I'm not defending the gunman's actions in the slightest - they were heinous and worth his self-inflicted death penalty. But there's got to be a reason why he did what he did. Somewhere inside his mind, he became a tortured soul. I don't hate him; I pity him.
That probably stems from my training in and studies of aikido and Zen philosophy. There's a number of stories about the founder of aikido, Morihei Ueshiba, known to his students as O-Sensei (meaning great teacher). One in particular sticks out in my mind right now.
He was riding a train in Tokyo when a visibly drunk young man carrying a bottle of booze entered the car and behaved belligerent to the other passengers. It was clear than he was frightening them - they acted as if terrified. So, here is O-Sensei, master and founder of aikido, a very strong martial art. He certainly had the ability to do what was needed to stop this man cold in his tracks if he attempted to physically attack him or anyone else. What did he do?
He waited until the man drew near - and proceeded to strike up a conversation with him, agreeing with his statements, complimenting his choice of beverage, asking him questions, and ultimately, trying to determine what drove him into this state. It turned out that the man had just been fired from his job, and he was the sole breadwinner for his household. He lacked the courage to confess his perceived disgrace to his wife and children, fearing they would be unsympathetic. O-Sensei listened with a sympathetic ear, encouraging the man to pull himself together and talk with his wife - if his family loved him, they would understand. By the time the conversation was over, they left the train as friends.
There's debate about whether the story is apocryphal or embellished over time, but it holds true with O-Sensei's beliefs which are incorporated into the practice of aikido.
What is the best way to win a fight? By not having one in the first place.
What is the best way of defeating an enemy? By making him your friend.

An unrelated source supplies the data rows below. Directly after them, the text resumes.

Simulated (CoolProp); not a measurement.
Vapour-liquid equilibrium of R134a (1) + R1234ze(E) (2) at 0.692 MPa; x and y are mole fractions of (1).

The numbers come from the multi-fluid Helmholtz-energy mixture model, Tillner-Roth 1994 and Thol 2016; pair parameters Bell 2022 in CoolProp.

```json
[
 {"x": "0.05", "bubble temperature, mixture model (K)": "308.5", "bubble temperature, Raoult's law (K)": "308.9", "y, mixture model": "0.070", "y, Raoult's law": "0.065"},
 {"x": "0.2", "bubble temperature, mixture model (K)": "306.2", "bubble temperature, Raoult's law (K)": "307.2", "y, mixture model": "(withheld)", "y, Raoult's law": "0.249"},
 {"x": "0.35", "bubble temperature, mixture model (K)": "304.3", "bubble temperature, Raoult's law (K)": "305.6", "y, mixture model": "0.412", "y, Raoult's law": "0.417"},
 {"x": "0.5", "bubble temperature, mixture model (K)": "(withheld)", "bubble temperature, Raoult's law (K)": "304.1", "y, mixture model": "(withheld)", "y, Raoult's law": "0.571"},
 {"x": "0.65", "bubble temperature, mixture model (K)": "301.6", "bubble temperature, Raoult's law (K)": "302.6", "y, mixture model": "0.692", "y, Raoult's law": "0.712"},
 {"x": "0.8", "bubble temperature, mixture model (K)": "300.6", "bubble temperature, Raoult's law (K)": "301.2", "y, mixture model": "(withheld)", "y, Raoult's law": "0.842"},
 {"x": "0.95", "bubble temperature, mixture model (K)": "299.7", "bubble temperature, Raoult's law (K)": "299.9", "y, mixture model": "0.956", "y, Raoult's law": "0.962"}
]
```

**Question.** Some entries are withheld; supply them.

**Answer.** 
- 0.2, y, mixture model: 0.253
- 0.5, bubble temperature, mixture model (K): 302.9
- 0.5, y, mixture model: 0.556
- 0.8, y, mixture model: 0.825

Imagine if you would how differently today might have been if the right person reached out to this young man and gave him the sympathetic ear he so desperately needed. Use this as an example. Be that "right person" - reach out to your fellow folks, friends and strangers alike, give them your attention when they're in dire need of it, make them your "successfully defeated enemies". We see so many similar tragedies and we need to take heed of the lessons they have to teach us, so that this tragedy may be the last. Sympathy and a warm heart can go much further than stricter laws or a warm gun in making this happen.